The Mariners finally broke through their three-run cap to score five runs in a game, but a bullpen meltdown in the eighth meant the Mariners took a loss anyway in the season finale against the Guardians, 6-5. The loss means the Mariners fall out of first place in the AL West, meaning Mariners fans don’t even have “at least we’re in first place!” as a comforting balm in the face of one of the toughest losses of the season so far.
The five-run inning will be what undid the Mariners on the scoreboard,
but the offense had multiple opportunities to put this game out of reach and failed to capitalize. The Mariners left 14 runners on base today, ranging from the standard – a J.P. Crawford leadoff single stranded in the first, a one-out Cal Raleigh walk stranded in the fifth – to the truly excruciating: back-to-back singles stranded in the fourth; an inning-ending double play in the eighth stranding Julio at third. It seems counterintuitive to fault the offense on a day when they scored more runs than they have in the past two weeks, but had the offense converted a few more of these opportunities earlier, the situation in the eighth might have played out very differently.
The Mariners did score three off Guardians starter Gavin Williams, in their usual fashion of scoring early but not delivering the kill shot. They small-balled around a run in the second off a pair of singles from their catching tandem, Cal Raleigh (DHing today) and Mitch Garver, and then got another two runs in the third: Julio Rodríguez took a one-out walk and scored on a Josh Naylor double, and then Naylor scored on what should have been a routine Randy Arozarena groundout, mishandled by Guardians shortstop Brayan Rocchio. A particularly frustrating footnote is the Guardians played shoddy infield defense all day, but ultimately the Mariners weren’t able to capitalize enough on those mistakes; this inning ended without further damage, despite a Cal Raleigh walk, as neither of the Mariners’ young infielders were able to cash in on that traffic on the bases; Colt Emerson had a particularly rough at-bat, seeing just one pitch in the zone but striking out anyway.

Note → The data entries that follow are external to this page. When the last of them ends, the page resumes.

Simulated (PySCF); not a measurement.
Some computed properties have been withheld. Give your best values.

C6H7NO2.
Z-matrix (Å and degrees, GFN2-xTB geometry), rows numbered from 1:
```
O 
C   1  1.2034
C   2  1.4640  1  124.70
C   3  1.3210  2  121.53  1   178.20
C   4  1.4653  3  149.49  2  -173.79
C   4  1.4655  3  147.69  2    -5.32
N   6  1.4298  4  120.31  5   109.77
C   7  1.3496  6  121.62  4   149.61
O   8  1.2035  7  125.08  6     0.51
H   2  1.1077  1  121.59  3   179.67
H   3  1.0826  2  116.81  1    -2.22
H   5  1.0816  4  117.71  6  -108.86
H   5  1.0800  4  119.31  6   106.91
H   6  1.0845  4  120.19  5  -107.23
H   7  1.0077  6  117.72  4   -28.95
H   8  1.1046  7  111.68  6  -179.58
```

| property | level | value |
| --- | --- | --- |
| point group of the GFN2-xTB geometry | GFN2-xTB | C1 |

This game was a particularly brutal shake for Emerson Hancock, who was solid today, navigating around trouble and helping himself out with some defensive plays that gave Bryan Woo, the Mariners’ best fielding pitcher, a run for his money.
Hancock didn’t have the most swing-and-miss stuff against the lefty-heavy Guardians lineup, but he was able to efficiently navigate around minimal traffic all day. The Guardians were able to scrape a run off him in the fifth thanks to some bad-BABIP-luck weakly-hit singles, but Hancock managed to wiggle out of a bases-loaded no-outs situation, allowing just one run on a sacrifice fly.
Not only did Hancock limit the damage in the fifth, but fighting through that inning meant he was able to come back out for the sixth and get another two outs for his bullpen before walking Cooper Ingle. With the Mariners clinging to a three-run lead, Dan Wilson opted to bring in Eduard Bazardo, who immediately gave up a double to pinch-hitter Daniel Schneemann on a sinker located dead red. Bazardo didn’t have great command today, spraying the ball around against pinch-hitter Patrick Bailey and going to a full count, but was able to quell the threat by getting Bailey to chase after a nasty biting sweeper.
The Mariners were able to get that run right back, again capitalizing on Guardians mistakes. With former Mariner Shawn Armstrong on in the sixth, Robles reached on a bunt, then stole second and third, realizing Armstrong wasn’t paying any attention to him. Julio then brought Robles home on a weakly-hit ball that didn’t leave the infield, again poorly handled by Travis Bazzana at second, who had an absolutely brutal series defensively. But again, the Mariners weren’t able to extend the lead against lefty Tim Herrin, who came in for Armstrong and immediately hit Naylor with a pitch; Arozarena went after the second pitch he saw and pounded it on the ground to the Guardians’ one sure-handed infielder, Gabriel Arias at third, for the inning-ender.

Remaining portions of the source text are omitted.